For the moment, India is on a gold-buying hiatus anyway, until the 19th of the month, due to what the local calendar defines as an ‘undesirable’ time to purchase the metal. Should pre-festival buyers return to current values later this month, they might just continue to avoid the local bazaar, as they now have, for most of the year.

To all of that, you can add an equal number of thumbs-sideways – belonging to those who see a new range possibly in the making: one that extends from $880 to $1080 per ounce. The reading of the chart tea leaves offers no further clarity either; some see the emergence of a triple-top in the metal, whilst others draw lines that extend to $1300 from here on out.

For example, Marketwatch’s Mark Hulbert’s take on the current level of skepticism among gold timers leads him to believe that it presages a bullish tilt for the gold market. But, even his surveyed sources offer little in terms of clarity (except perhaps when alluding to the downside risks in price):

"Unfortunately, however, very few clues have emerged in recent sessions. In fact, some of the gold timers who are either in cash or outright short have offered no commentary whatsoever about gold — except to reiterate their bearish stance.
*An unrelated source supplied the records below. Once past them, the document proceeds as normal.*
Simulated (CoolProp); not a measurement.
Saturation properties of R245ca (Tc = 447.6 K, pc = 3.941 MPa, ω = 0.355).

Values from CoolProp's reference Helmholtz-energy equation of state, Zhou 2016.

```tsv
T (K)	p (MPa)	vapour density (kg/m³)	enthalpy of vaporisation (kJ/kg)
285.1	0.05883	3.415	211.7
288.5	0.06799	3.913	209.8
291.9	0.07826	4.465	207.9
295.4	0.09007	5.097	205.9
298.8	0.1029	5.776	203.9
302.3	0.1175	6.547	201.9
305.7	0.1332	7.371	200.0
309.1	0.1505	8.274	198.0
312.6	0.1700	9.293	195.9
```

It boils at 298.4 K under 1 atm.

One of the few gold timers who did provide a comment was Stephen Todd, editor of Todd’s Market Timer. Late last Friday, he wrote that, in retrospect, he perhaps should have turned bullish earlier in the week, gold is "now overbought and lurking just under resistance at $1,000. This level has turned back recent rallies. Let’s stay bearish for the present."

Another of these few bearish gold timers who have commented in the last couple of sessions is Sy Harding, editor of Sy Harding’s Street Smart Report.

Last Thursday, he wrote: "We remain on the sell signal for gold, watching … to see if this time it can break out above the overhead resistance around $1,000 an ounce where its last four rally attempts failed. Gold has been wildly volatile for the last few weeks, rally as much as $15 an ounce some days, giving it back the next, and as of yesterday’s close just about where it was two months ago."

In other words, these gold timers could turn bullish at any time. And that, in turn, means that contrarians can make no forecast about how far gold’s rally can go. Stay tuned."

More divided opinion, this time from seasoned traders at various firms. Also as relayed to us by Marketwatch:

"The higher the price the higher the volatility, but this market is so concerned with inflation possibilities and dollar weakness that momentum is bringing more investors to the buy side," said George Gero, a precious-metals trader for RBC Capital Markets.

In other metals, December silver futures rose 52 cents, or 3.1%, to $16.81 an ounce, after rising as high as $16.86. Silver has gained nearly 50% this year. The U.S. dollar fell to a new yearly low versus the euro and tumbled versus other major rivals, undercut as investors continued to show rising appetite for risk.

"Gold broke out from a pretty tight summer trading range mainly due to further concerns over the U.S. dollar’s status as a global reserve currency," said Brian Hicks, co-manager of the $570 million U.S. Global Investors Global Resources Fund .

"Additionally, gold appears to be catching up to other commodity bellwethers, such as crude oil and copper." Gold has risen 13% this year, while crude has jumped nearly 60%.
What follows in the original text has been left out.